Column: Engineering a Safer World
In this column, I provide a book report on Nancy Leveson’s Engineering a Safer World (2012).
The central premise of the book is: The process hazard analysis methods we use today were designed for the relatively simple projects of yesterday and are inadequate for the complex projects we build today.
I agree with her.
Would It Have Prevented Bhopal?
My litmus test of a new process hazard analysis technique is: “Would this approach have prevented the Bhopal accident?” A typical hazard and operability study (HAZOP) would not have prevented Bhopal, in my opinion. I believe that Leveson’s systems-theoretic process analysis (STPA), a process and safety-guided design approach, would have.
Why Do We Need a New Approach to Safety?
The traditional approaches worked well for the simple systems of yesterday. But the systems we are building today are fundamentally different.
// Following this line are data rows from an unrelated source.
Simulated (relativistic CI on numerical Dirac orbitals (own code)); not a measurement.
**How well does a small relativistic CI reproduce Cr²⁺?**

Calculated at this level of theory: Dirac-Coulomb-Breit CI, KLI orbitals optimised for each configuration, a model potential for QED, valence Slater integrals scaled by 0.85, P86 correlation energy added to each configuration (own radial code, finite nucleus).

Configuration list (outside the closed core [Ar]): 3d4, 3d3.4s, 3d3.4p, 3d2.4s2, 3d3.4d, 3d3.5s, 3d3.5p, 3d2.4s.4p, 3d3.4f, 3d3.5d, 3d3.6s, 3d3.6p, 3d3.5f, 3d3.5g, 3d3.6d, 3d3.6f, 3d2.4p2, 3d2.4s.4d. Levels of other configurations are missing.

- Reduced ability to learn from experience because of
- The increased speed of technology change
- Increasing automation removes operators from direct and intimate contact with the process
- Changing nature of accidents from component failures to system failures due to increasing complexity and coupling
- More complex relationships between humans and technology
- Changing public and regulator views on safety. Decreasing tolerance for accidents.
- Difficulty in making decisions because at the same time as safety culture is improving, the business environment is getting more competitive and aggressive
Accident models explain why accidents occur, and they determine the approaches we take to prevent them from recurring. Any such model is an abstraction that focuses on those items assumed to be important while ignoring issues considered less important.
The accident model in common use today makes these assumptions:
- Safety is increased by increasing system and component reliability.
- Accidents are caused by chains of related events beginning with one or more root causes and progressing because of the chance simultaneous occurrence of random events.
- Probability risk analysis based on event chains is the best way to communicate and assess safety and risk information.
- Most accidents are caused by operator error.
This accident model is questionable on several fronts.
Safety and reliability are different properties. A system can be reliable and unsafe.
Component failure is not the only cause of accidents; in complex systems, accidents often result from the unanticipated interactions of components that have not failed.
The selection of the root cause or initiating event is arbitrary. Previous events and conditions can always be added. Root causes are selected because
- The type of event is familiar and thus an acceptable explanation for the accident.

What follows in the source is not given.